Defining the Player Experience Gap: Why Gaming Companies Need to Level Up Player Engagement

Player engagement and player experience are closely interconnected in the realm of video games. Player engagement refers to the extent to which players are captivated, involved, and invested in a game.

Player engagement is influenced by many different factors, including gameplay mechanics, progression systems, graphics, storytelling, content updates, and in-game events. However, an element that is often overlooked is the effect of inadequate player support and community management.  

When facing issues while playing a game, players expect them to be resolved quickly, either by getting help from fellow players in the community or by contacting player support.  

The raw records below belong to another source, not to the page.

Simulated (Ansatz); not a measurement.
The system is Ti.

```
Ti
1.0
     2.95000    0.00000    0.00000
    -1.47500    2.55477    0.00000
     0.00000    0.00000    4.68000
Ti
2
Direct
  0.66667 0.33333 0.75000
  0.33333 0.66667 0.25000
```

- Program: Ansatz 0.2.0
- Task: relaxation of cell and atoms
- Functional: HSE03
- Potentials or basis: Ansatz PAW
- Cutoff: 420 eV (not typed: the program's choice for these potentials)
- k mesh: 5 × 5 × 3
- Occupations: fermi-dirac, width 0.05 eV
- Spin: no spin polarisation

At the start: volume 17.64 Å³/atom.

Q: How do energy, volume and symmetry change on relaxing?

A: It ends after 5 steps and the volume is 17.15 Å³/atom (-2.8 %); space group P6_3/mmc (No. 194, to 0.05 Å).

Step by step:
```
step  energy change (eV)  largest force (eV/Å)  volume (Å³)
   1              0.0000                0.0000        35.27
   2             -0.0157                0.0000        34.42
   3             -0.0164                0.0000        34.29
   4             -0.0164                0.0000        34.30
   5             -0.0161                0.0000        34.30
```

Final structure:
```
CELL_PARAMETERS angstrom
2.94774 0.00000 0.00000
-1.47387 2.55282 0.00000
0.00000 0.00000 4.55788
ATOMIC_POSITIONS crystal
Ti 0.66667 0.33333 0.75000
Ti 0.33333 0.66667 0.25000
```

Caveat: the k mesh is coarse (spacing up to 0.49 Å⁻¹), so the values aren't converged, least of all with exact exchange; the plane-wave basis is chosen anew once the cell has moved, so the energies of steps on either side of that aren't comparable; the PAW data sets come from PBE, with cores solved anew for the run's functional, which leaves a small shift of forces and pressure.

Gaming involves an emotional attachment which is hard to compare with any other product or service. Being unable to get an issue resolved not only leads to frustration and dissatisfaction; it can severely diminish player engagement. 

Effects of Having Disengaged Players 

Having disengaged players can have several negative consequences for a game, affecting both its short-term and long-term success. The key consequences of having disengaged players: 

Declining Player Retention: when disengaged, players are more likely to stop playing a game. This leads to a decline in player retention, meaning fewer active players over time. A shrinking player base can negatively impact the game’s ecosystem and overall success. 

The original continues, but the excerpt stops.